The first corporate FCPA enforcement action of 2022 is another example.
Like the U.S., South Korea is a party to the OECD Convention (meaning – generally speaking – that South Korea has laws and law enforcement capable of capturing the conduct at issue ).
The question should thus be asked whether the KT enforcement action represents a proper use of the FCPA – at least from a policy standpoint.
In other words, what legitimate U.S. law enforcement interests are implicated when employees of a South Korea company interact with South Korea officials or officials in Vietnam?
After all, as noted by the SEC: “In November 2021, Korean authorities indicted KT and fourteen high-level executives for criminal violations” in connection with certain of the conduct at issue in the FCPA enforcement action.
Indeed, Article 4 of the OECD Convention states that “when more than one Party has jurisdiction over an alleged offence described in this Convention, the Parties involved shall, at the request of one of them, consult with a view to determining the most appropriate jurisdiction for prosecution.
Can it truly be said that the U.S. was “the most appropriate jurisdiction” to prosecute a South Korean company for alleged interactions with non-U.S. officials?

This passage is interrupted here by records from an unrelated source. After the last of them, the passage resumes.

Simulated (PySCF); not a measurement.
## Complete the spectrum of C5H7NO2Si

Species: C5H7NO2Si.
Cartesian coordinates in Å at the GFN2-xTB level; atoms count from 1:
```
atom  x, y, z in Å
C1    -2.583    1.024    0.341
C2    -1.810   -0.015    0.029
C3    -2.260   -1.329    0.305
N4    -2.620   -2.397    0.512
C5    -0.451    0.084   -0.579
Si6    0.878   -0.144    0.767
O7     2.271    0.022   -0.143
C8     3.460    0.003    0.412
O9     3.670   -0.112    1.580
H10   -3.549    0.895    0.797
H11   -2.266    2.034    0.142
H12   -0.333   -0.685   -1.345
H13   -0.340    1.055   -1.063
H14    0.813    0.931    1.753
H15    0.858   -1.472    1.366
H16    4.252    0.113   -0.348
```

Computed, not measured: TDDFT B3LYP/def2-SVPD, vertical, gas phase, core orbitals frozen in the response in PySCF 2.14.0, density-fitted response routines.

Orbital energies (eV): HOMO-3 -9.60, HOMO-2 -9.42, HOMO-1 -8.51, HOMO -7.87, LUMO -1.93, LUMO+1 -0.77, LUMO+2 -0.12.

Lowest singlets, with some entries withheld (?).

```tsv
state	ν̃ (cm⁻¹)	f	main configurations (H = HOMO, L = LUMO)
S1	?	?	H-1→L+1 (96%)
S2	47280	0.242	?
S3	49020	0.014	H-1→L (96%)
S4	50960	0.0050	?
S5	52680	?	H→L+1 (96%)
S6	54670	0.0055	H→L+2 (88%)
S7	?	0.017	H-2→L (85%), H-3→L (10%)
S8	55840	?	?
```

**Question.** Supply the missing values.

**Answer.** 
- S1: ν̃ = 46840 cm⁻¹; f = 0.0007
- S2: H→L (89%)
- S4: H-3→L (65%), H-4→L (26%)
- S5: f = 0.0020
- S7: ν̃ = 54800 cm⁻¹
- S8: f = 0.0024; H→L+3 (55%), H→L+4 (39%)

As highlighted in this prior post, in 2017 DOJ officials stated that they “are working harder than ever to coordinate with global partners and avoid what some have termed “piling on” in attendant global resolutions.” As stated by the Principal Deputy Chief of the DOJ Fraud Section:
“Coordination with foreign countries will continue, and that number of coordinated resolutions will grow, including with new countries. This is important for several reasons. First and foremost, it is fair to companies. It encourages companies to cooperate across the board, because we understand that, at the end of a case, money paid out is derived from one pie. A resolving company should not have piled upon it duplicative fines via separate resolutions that do not credit one another. Although the “piling on” problem is not entirely solved by doing this (other countries may certainly try to reach additional resolutions), our efforts do mitigate this problem, and we are trying to do better in this regard.”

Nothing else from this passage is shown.